Yesterday, I stayed up very late, and when I finally stumbled into bed I couldn't get to sleep, despite being exhausted. So I looked to the bookshelf on my right and there was a big, heavy, boring-looking book--Consciousness Explained by Daniel C. Dennett. I am reasonably sure I picked it up only to have it sit impressively on my bookshelf, perhaps half-convincing myself I would read it someday--after which I could, of course, correctly claim that I had in fact read that book, and talk about it with whatever level of pretension I chose.
Speaking of pretension, what a title. Right off that bat, I'm thinking, 'well here's someone with an ego'. Look, I can explain consciousness! No matter that nobody else can! The supposedly legitimizing testimony from The New York Times, quietly set across the top of the front cover--"One of the Ten Best Books of the Year"--did very little to assuage my doubts. However, I was and am confident that this book will be very interesting, if boldly erroneous. Daniel C. Dennett also coauthored The Mind's I with Douglas Hofstadter, author of my favorite non-fiction book of all time, Godel, Escher, Bach (which, come to think of it, also believes it understands consciousness and can correctly explain it to the unprepared layman).

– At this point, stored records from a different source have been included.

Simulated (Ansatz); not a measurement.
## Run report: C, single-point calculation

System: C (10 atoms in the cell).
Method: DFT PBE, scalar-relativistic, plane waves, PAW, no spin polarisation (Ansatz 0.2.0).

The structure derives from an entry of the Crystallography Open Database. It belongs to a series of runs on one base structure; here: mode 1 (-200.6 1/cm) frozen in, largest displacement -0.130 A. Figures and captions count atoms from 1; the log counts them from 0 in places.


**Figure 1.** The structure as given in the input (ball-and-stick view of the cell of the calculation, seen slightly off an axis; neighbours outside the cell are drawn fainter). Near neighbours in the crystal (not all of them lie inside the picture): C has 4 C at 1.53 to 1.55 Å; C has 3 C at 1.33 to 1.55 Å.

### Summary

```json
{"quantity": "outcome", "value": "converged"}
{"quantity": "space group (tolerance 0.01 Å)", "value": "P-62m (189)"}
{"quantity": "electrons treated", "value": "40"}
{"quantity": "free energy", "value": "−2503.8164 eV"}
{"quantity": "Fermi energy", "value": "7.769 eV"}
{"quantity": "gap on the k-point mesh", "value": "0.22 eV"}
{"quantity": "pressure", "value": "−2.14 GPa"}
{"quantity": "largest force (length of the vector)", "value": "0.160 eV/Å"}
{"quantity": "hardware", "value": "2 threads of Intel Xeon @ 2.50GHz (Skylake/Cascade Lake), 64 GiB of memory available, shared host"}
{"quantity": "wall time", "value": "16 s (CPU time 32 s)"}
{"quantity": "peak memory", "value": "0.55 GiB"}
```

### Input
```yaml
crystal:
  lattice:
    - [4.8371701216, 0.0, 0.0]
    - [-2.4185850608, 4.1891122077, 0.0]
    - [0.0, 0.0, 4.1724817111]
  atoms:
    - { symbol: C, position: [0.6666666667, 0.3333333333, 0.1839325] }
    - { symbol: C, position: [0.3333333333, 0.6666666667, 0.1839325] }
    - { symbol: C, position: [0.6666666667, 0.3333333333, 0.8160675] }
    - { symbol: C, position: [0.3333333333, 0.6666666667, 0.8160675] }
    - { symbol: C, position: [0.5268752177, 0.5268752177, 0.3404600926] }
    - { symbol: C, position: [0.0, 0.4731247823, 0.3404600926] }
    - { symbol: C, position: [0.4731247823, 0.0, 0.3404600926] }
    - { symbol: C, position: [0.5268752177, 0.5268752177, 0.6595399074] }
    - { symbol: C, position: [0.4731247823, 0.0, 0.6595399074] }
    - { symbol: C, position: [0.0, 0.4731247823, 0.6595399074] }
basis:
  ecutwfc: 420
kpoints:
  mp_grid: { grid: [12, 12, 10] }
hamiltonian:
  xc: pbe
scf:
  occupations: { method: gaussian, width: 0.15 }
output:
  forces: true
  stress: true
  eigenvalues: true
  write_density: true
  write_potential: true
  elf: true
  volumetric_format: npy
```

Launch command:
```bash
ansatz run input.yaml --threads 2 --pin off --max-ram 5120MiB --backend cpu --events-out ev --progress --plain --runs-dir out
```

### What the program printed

The first chapter, "Prelude: How are hallucinations possible?" seems to confirm all these suspicions. Dennett begins harmlessly enough with the famous "brain in a vat" thought experiment. Just a few pages later, he has convinced himself that the scenario is technically impossible, that the world we see must exist on some level, because no computer is powerful enough to fabricate it.
Now, I'm certainly no expert in philosophy, but I know a bit about it, and it seems to me that declaring the scenario "beyond human technology" is a huge cop-out. The problem with Dennett's argument is that all of his evidence relies on science--data humans have obtained from the physical world around us, over generations. Even something as simple as the tactile sensation of your index finger running through sand is "computationally intractable on even the fastest computer". That statement relies on what we know about energy, matter, and logic in our universe. What if a different kind of computer exists in the "outer universe" of which you are not aware, the one in which you are hallucinating your own existence? What if nothing physically exists at all, and you are simply a magical free consciousness, creating a world for itself to live in? Why would a brain in a vat be the only mode of not-existing (in the "real" sense), if there is no guarantee that we even have brains, or anything similar? Furthermore, Dennett argues that a simulation would never be realistic enough to fool us--but how can you know, if you have never experienced the "real" reality?
There is one point I will agree on, however, and that's Descartes' famous declaration: "I think, therefore I am". Clearly something exists with which to do the thinking, doubting and hallucinating--though it might not exist "physically", in our sense of the word; it might not exist on our level of reality. Who says our reality is the "real" one, anyway?
Like I said, I'm no philosopher, so feel free to discuss or correct me in the comments--if you know this stuff, I really appreciate it, and if you don't, well then you have no reason to be intimidated.